The dictionary defines the word as “the action of understanding, being aware of, being sensitive to, and vicariously experiencing the feelings, thoughts, and experience of another of either the past or present without having the feelings, thoughts, and experience fully communicated in an objectively explicit manner”. It’s about knowing the other, about having the ability to imagine the arc of the other person’s agony. But ‘empathy’ has already migrated from the psychological to the political. Once Barack Obama, never short of a prophet’s aphorism, had famously said the world was suffering from an “empathy deficit”.

The world, divided by the passions and pathologies of politics, keeps providing us with images that bring the politics and polemics of empathy to the public square: A Black man dying under the knee of a White policeman; a spontaneous eruption of the streets under the banner of Black Lives Matter; yet another girl brutalised and murdered in the Indian countryside — be it…in Kashmir or Hathras in UP; farmers from Punjab and Haryana marching into Delhi, defying barricades and water cannons, demanding a fair deal…


DOSTOEVSKY SAID, “Beauty shall save the world.” He meant imagination. He was defending poets and novelists in a world that demanded conformity from them. Today, the poet who is saddened by the hardened heart of politics is likely to replace Dostoevsky’s beauty with Obama’s empathy. If not poets, we have pundits doing it for us.
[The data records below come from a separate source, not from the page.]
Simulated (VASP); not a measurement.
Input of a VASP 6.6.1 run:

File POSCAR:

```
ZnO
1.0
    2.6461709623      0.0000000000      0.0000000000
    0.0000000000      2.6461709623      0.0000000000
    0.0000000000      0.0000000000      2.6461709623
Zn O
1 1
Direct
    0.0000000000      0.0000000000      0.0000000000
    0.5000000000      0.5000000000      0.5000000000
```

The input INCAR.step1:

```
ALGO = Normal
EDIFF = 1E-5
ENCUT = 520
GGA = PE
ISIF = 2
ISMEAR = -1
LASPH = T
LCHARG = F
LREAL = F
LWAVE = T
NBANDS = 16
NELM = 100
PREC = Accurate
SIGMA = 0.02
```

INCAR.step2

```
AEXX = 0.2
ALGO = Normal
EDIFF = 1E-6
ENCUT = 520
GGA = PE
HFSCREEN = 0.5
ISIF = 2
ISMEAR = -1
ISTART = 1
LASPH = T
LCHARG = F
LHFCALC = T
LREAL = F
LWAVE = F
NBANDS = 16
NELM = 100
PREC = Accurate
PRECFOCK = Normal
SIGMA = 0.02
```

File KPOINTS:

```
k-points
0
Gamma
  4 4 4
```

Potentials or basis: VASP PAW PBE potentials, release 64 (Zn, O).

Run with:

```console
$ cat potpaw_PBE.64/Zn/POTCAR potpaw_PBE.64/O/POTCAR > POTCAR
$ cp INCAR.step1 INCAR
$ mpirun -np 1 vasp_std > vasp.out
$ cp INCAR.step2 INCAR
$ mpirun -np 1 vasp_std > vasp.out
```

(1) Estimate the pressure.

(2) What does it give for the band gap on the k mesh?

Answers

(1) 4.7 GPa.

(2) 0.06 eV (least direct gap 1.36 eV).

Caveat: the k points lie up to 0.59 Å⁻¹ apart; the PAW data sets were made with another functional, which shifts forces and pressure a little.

Here’s a loose translation of the argument on “how empathy shall save the world”:


We live in a world without justice, and it’s the politics of the Right that makes it so. The populist Right, built on demagogy and simulated nationalism, has institutionalised the ideology of hate, and in its monochromatic view of the world, everyone who differs is an enemy of the glorious nation. They don’t feel it, they don’t see it, and they don’t want to hear it even—the pain and humiliation of the outcast. It’s their lack of empathy that makes this world polarised, a battlefield of the marked minority versus the vengeful majority.

This argument usually comes from the righteous Left and the new radical — the progressive, which has become an all-encompassing term to include the most intolerant and righteous of them all, and disillusioned with Left, Right and Liberal of the establishment variety. Donald Trump kept them engaged for four years, and he relished every moment of the Conman’s Act. For the American progressive now, tomorrow is as dismal as what today is for the spy novelist without a Soviet Union. In India, anti-Modism is yet to acquire the kind of intellectual ballast needed for moving from echo chamber to civil society. Still, empathy adds a lot to the noise. Like this one:

The much-harried farmers from Punjab and Haryana are at Delhi’s gate because the right-wing government is low on empathy quotient, actually the same deficiency that has already made India polarised and culturally intolerant.

The politics of empathy is not the same as the ideology of compassion the conservatives were once fond of; nor is it the old ideology of the working class in a philosophical repackaging. It’s a lofty moral position on reconciliation and healing — it’s very Zen when seen from the perspective of the empathiser. Is it so? In a widely discussed paper titled ‘How Empathic Concern Fuels Political Polarization’, published in American Political Science Review last year, Elizabeth N Simas, Scott Clifford and Justin H Kirkland have, with empirical evidence, proved that the politics of empathy was far from being unifying or non-violent. Emphasising how “higher levels of dispositional empathy actually facilitate partisan polarisation”, the scholars say that “there is evidence of schadenfreude, as individuals report taking greater pleasure in misfortunes such as troop casualties and economic downturns when those misfortunes are attributed to opposite party.”

About empathy and schadenfreude, we have some idea. It’s morally bearable, maybe even worthy of a private toast, when someone from the other side is a collateral casualty of the attack on our side. The theatre of action could be a BLM rally or farmers’ siege. The empathic position, as the three scholars establish in the study, makes the “us versus them” divide starker. They argue that empathy is a bias, and it’s bias, political or cultural, that contributes to polarisation. This is a total subversion of the received wisdom on empathy in politics: that it is the only prescription for reconciliation in the time of civil strife.

The study, we need to stress the point, is not a repudiation of what Obama idealises and what the non-partisan, morally upright, citizen wishes amidst the waves of hate. It just questions the elevated morality of those who claim complete ownership of empathy. The virtuous, whether left or right or liberal or progressive, needs to be a bit more empathic in the understanding of the other. Empathy is not a mask. It’s a manner.